Inuktitut Encoding Principles

This essay will discuss the principles of 7-bit, 8-bit, and 16-bit character sets and how they can and should be implemented for Inuktitut.
  1. Historical requirements. When computers first began to be used for Syllabics, the most important thing was to be able to input, display, and print the needed characters. Since it was earlier much more difficult to alter some aspects of the user interface than it is today, solutions for placement of Syllabics characters were based on the English-language Latin-script keyboard drivers implemented in the operating systems. In order to place the final syllable series on the unshifted numbers (where they are very convenient for users), it was necessary to move the numbers from their existing positions in the code table to other positions.

    This, while expedient for input, is a disaster in terms of functionality and text interchange.

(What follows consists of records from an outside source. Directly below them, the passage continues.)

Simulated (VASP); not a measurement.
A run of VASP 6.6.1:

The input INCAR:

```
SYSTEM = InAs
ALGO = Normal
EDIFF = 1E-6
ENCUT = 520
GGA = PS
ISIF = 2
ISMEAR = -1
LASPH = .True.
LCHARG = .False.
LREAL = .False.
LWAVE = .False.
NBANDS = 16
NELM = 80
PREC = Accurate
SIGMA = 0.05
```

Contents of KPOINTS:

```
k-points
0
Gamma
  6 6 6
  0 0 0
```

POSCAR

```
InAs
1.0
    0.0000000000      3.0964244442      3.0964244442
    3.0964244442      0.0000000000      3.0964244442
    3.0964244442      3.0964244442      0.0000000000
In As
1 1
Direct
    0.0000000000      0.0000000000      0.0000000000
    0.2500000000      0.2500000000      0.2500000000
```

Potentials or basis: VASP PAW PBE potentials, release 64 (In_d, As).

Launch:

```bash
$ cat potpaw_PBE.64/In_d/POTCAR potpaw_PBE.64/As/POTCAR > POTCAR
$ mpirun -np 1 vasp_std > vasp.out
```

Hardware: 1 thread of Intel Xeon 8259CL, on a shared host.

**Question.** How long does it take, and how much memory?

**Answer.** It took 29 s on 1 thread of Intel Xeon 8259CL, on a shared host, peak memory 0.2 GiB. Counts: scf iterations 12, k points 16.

  2. Modern requirements. Input, display, and printing are no longer the only requirements Inuit users have as computer users. Nowadays, with the Internet and with different computer platforms, it is necessary to interchange data and preserve its integrity. 7-bit solutions for Inuktitut are now effectively obsolete, since Internet protocols require the use of the Latin script for addressing. These protocols are based on plain text and do not recognize fancy text such as "font" to determine whether a character is Syllabic or Latin. It is possible to use 7-bit based Inuktitut fonts in closed systems -- but for Internet use, so-called "bilingual" fonts should be used.

  3. Future requirements. The future of computing in Syllabics and in Latin is the Universal Character Set (ISO/IEC 10646 and Unicode) -- and it is very nearly here. Roundtrip conversion of plain text documents between the UCS and 8-bit encodings should be taken very seriously at this point, when 8-bit code tables are still being designed.

Michael Everson, Evertype, Dublin, 2001-09-21